On the cross Jesus became our substitute. A divine exchange occurred. Jesus took our place and died the death which we deserved. This explains His words from the cross:
Matt. 27: 45 From the sixth hour until the ninth hour darkness came over all the land 46 About the ninth hour Jesus cried out in a loud voice, "Eloi, Eloi, lama sabachthani?" -- which means, "My God, my God, why have you forsaken me?"
These are the only words of Jesus as recorded in Matthew and Mark. Perhaps this is because they made such an impact on those who heard them. On the cross the divine exchange takes place. Jesus is punished in our place.
2. PARTITION OF SIN IS REMOVED - Jesus gives us His righteousness
On the cross Jesus became our substitute and paid for our sin. Not only is our sin paid for but we are given the righteousness of Christ.

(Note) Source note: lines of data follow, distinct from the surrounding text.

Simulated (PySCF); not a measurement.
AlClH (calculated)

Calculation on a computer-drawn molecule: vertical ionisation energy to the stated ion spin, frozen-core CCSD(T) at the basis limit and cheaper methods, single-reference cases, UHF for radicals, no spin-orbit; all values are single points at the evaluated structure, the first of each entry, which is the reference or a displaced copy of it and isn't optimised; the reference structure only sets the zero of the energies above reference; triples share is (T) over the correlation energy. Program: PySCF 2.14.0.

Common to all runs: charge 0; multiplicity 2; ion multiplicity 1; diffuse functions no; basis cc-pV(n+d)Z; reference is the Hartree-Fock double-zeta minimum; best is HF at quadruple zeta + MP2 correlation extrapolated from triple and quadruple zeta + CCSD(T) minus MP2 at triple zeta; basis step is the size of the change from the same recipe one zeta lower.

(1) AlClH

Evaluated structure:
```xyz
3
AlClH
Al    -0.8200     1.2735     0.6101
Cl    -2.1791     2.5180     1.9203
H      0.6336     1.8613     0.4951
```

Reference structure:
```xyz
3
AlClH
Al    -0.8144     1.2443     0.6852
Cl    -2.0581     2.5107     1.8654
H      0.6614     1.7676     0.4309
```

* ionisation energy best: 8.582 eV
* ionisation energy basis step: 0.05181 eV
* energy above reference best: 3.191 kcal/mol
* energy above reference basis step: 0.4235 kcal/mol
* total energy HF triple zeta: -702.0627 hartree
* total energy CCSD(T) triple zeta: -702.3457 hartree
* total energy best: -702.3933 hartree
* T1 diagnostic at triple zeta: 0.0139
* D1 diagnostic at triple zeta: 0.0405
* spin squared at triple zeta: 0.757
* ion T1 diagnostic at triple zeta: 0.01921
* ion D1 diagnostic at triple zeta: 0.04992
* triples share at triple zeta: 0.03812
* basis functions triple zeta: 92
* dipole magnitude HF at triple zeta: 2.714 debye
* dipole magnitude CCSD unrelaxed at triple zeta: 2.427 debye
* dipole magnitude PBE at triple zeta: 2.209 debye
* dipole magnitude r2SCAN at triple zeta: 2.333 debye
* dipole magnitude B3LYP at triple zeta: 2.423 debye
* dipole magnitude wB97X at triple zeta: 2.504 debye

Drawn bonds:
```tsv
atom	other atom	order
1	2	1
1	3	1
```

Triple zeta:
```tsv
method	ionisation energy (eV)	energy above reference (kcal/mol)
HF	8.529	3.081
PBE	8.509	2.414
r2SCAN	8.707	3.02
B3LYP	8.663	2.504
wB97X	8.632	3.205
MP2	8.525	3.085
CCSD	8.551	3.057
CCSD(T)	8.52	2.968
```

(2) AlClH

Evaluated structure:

2 Cor 5:21 God made him who had no sin to be sin for us, so that in him we might become the righteousness of God.
Because we are given the righteousness of Christ there is no longer anything which keeps us from entering into God’s presence. In the Old Testament sacrificial system the priest would enter into the Holy of Holies only once a year and then only with a perfect sacrifice. A rope would be tied to his leg unless the holiness of God killed him and he had to be dragged out. We no longer have to fear. God welcomes us into his presence.
Heb 10:19 Therefore, brothers, since we have confidence to enter the Most Holy Place by the blood of Jesus, 20 by a new and living way opened for us through the curtain, that is, his body, 21 and since we have a great priest over the house of God, 22 let us draw near to God with a sincere heart in full assurance of faith, having our hearts sprinkled to cleanse us from a guilty conscience and having our bodies washed with pure water.
Mark 15:37 With a loud cry, Jesus breathed his last. 38 The curtain of the temple was torn in two from top to bottom.
To say that we are given the righteousness of Christ means that we are credited with all of the good things that Jesus ever did. We do not enter heaven with an empty account. When God looks down upon us all He sees is His perfect son. There is nothing which stands in the way of intimate fellowship with the father.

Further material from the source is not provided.